Adding variables to a qp.Batch
instance¶
x-keys and y-keys¶
The included variables in a Batch
constitute the main structure for the
qp.Stack
construction plan. Variables can be added as x-keys or y-keys, for
arrays all belonging items are automatically added and the qp.Stack
gets
populated with all cross-tabulations of these keys:
>>> batch.add_x(['q1', 'q2', 'q6'])
>>> batch.add_y(['gender', 'q1'])
Array summaries setup: Creating ['q6'].
x-specific y-keys can be produced by manipulating the main y-keys, this edit can be extending or replacing the existing keys:
>>> batch.extend_y(['locality', 'ethnicity'], on=['q1'])
>>> batch.replace_y(['locality', 'ethnicity'], on=['q2'])
With these settings the construction plan looks like that:
>>> print batch.x_y_map
OrderedDict([('q1', ['@', 'gender', 'q1', 'locality', 'ethnicity']),
('q2', ['locality', 'ethnicity']),
('q6', ['@']),
(u'q6_1', ['@', 'gender', 'q1']),
(u'q6_2', ['@', 'gender', 'q1']),
(u'q6_3', ['@', 'gender', 'q1'])])
Arrays¶
A special case exists if the added variables contain arrays. As default for all
arrays in x-keys array summaries are created (array as x-key and '@'
-referenced total as
y-key), see the output below (Array summaries setup: Creating ['q6'].
).
If array summaries are requested only for a selection of variables or for none,
use .make_summaries()
:
>>> batch.make_summaries(None)
Array summaries setup: Creating no summaries!
Arrays can also be transposed ('@'
-referenced total as x-key and array name
as y-key). If they are not in the batch summary list before, they are
automatically added and depending on the replace
parameter only the
transposed or both types of summaries are added to the qp.Stack
:
>>> batch.transpose_array('q6', replace=False)
Array summaries setup: Creating ['q6'].
The construction plan now shows that both summary types are included:
>>> print batch.x_y_map
OrderedDict([('q1', ['@', 'gender', 'q1', 'locality', 'ethnicity']),
('q2', ['locality', 'ethnicity']),
('q6', ['@']),
('@', ['q6']),
(u'q6_1', ['@', 'gender', 'q1']),
(u'q6_2', ['@', 'gender', 'q1']),
(u'q6_3', ['@', 'gender', 'q1'])])
Verbatims/ open ends¶
Another special case are verbatims. They will not be aggregated in a qp.Stack
,
but they have to be defined in a qp.Batch
to add them later to a qp.Cluster
.
There are two different ways to add verbatims: Either all to one qp.Cluster
key or each gets its own key. But both options can be done with the same method.

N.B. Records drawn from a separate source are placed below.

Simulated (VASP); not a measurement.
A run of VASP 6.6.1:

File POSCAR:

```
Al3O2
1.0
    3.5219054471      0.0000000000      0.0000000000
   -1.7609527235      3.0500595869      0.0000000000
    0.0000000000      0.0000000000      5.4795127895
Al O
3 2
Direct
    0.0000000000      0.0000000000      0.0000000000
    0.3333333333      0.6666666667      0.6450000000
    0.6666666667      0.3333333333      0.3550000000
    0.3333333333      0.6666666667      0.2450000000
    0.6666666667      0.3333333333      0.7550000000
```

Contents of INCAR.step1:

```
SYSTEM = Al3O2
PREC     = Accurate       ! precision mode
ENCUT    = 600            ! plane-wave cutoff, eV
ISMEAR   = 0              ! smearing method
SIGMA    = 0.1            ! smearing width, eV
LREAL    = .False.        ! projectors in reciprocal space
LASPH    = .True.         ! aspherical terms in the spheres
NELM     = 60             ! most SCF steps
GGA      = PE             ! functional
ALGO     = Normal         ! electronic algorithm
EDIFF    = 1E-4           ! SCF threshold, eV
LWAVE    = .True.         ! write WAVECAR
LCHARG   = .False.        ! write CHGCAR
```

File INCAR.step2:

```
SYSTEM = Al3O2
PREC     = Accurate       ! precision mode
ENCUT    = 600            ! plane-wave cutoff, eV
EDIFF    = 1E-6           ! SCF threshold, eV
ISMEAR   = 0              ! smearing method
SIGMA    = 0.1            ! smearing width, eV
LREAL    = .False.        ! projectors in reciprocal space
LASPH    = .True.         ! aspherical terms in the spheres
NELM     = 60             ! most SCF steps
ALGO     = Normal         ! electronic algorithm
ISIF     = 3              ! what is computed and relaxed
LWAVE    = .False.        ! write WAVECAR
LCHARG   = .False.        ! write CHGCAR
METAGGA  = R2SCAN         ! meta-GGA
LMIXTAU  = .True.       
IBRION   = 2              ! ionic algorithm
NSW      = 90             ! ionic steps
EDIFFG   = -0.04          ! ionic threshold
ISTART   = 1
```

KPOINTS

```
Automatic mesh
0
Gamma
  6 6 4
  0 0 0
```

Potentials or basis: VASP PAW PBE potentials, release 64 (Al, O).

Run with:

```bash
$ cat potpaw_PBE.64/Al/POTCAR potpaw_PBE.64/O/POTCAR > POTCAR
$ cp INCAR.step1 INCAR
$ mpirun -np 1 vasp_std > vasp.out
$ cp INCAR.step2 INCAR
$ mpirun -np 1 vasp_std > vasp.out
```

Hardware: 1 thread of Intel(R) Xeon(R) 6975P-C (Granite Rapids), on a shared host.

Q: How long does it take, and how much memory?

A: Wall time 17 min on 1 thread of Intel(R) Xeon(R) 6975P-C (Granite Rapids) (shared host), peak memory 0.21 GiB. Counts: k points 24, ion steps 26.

For splitting the verbatims, set split=True
and insert as many titles as
included verbatims/ open ends:
>>> batch.add_open_ends(['q8a', 'q9a'], break_by=['record_number', 'age'],
split=True, title=['oe_q8', 'oe_q9'])
For collecting all verbatims in one Cluster key, set split=False
and add
only one title
or use the default parameters:
>>> batch.add_open_ends(['q8a', 'q9a'], break_by=['record_number', 'age'])
Special aggregations¶
It is possible to add some special aggregations to a qp.Batch
, that are
not stored in the main construction plan .x_y_map
. One option is to give a
name for a Cluster key in which all y-keys are cross-tabulated against each
other:
>>> batch.add_y_on_y('y-keys')
Another possibility is to add a qp.Batch
instance to an other instance.
The added Batch loses all information about verbatims and .y_on_y
, that
means only the main construction plan in .x_y_map
gets adopted. Each of
the two batches is aggregated discretely in the qp.Stack
, but the added
instance gets included into the qp.Cluster
of the first qp.Batch
in
a key named by its instance name.
>>> batch1 = dataset.get_batch('batch1')
>>> batch2 = dataset.get_batch('batch2')
>>> batch2.add_x('q2b')
Array summaries setup: Creating no summaries!
>>> batch2.add_y('gender')
>>> batch2.as_addition('batch1')
Batch 'batch2' specified as addition to Batch 'batch1'. Any open end summaries and 'y_on_y' agg. have been removed!
The connection between the two qp.Batch
instances you can see in .additional
for the added instance and in ._meta['sets']['batches']['batchname']['additions']
for the first instance.